Tropical House Party

TORONTO, ON - SEPTEMBER, 20 Mark and Ben (his son) Cullen are seen in the Star studio for logo photos. The two will be co-writing the weekly Urban Growth column in Homes & Condos. September, 20 2017

by Mark and Ben Cullen

It has probably been a long time since you sat under a palm tree or took a whiff of jasmine flowering by the pool.

While you may miss dancing on the beach in the moonlight or the swim-up bar, the thing we miss about the tropics are the exotic plants. Besides, neither of us have been to a resort with a swim-up bar but do we miss the tropical plants we have come to know on annual family trips to Florida. A highlight of recent years has been the discovery of Marie Selby Botanical Gardens in Sarasota ( Exotic plants delight while grandchildren or nieces/nephews play in the expansive children’s garden and outdoor tree “fort”, which is, in our opinion, the best of its kind in North America.

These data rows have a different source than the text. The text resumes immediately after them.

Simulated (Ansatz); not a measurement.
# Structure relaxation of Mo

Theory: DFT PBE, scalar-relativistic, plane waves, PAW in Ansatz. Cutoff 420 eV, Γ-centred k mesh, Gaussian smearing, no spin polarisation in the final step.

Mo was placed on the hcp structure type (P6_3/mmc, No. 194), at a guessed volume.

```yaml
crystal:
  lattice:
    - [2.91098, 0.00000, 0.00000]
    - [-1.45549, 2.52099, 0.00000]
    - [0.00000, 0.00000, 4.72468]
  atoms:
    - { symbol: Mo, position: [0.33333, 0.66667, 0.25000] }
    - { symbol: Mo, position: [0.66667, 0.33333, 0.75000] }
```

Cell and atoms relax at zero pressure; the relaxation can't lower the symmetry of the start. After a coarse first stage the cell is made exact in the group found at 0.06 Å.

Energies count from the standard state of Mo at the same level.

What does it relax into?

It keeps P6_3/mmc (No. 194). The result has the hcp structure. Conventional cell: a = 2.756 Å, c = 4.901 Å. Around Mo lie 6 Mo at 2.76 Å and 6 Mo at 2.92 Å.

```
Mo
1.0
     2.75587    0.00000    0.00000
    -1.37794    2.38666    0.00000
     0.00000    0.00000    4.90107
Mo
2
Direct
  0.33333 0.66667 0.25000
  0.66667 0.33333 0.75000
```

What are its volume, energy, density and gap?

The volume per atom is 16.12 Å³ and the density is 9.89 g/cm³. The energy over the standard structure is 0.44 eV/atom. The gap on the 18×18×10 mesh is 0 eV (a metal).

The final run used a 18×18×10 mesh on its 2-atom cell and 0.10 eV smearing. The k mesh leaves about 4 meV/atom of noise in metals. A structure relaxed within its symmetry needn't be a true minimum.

Leafy foliage plants like fig trees and pothos seem to be most popular for indoor growing this time of year but there are some terrific tropical flowers that flourish indoors. Here are a few of our recommendations:


Tropical hibiscus (Hibiscus rosa-sinensis) goes by a lot of names – Chinese hibiscus, China Rose, Hawaiian hibiscus and rose mallow. A variety that we like is ‘Ice Dancer’ which sounds like a racehorse and features purple-blue flowers that have bloomed reliably in Ben’s office window for four years. So far it has not raced anywhere.

Like most tropical plants, the dry air of our homes during winter is one of the biggest challenges for indoor tropicals. A soft mist daily of water benefits most houseplants including hibiscus.

A hibiscus will grow well in indirect sunlight, but it will never bloom. In a south-facing window, it will really impress. No amount of sunlight is too much.

When new growth appears fertilize using a plant food that has a high middle and third number, like 12-28-12. The first number represents nitrogen, which promotes green growth, phosphorous and potassium, the second and third numbers, help to promote roots and flowers.

In March, prune your hibiscus back by about one third.  In May, move it outside for some summer love.


Ever wondered what scent hangs over your dreams of tropical vacations? It is likely jasmine flower.

The small-white flowers of a jasmine plant can fill a room with fragrance and can be kept going through the winter with the right conditions. Jasmine prefer a sunny window with good air circulation. They prefer porous growing mediums such as bark or coir and should remain moist but not soggy. Like hibiscus, a high phosphorus fertilizer will encourage more blooms rather than green growth and an early spring pruning will help before you move it to an outdoor balcony for the summer.

Christmas Cactus

The perfect gift at this time of year, a Christmas cactus will happily flower in indirect light where most other tropicals prefer direct sunlight. If properly taken care of, a Christmas cactus will produce pink, red or white blooms at Christmas, Thanksgiving or Easter (depending on variety) for decades. It is often considered an heirloom plant.

Easy to care for. Water only when dry. Pinch back or prune immediately after flowering by up to one-third.

With the floral tropics in your living room, you might find yourself wondering in 2021 why you ever bothered with airport security.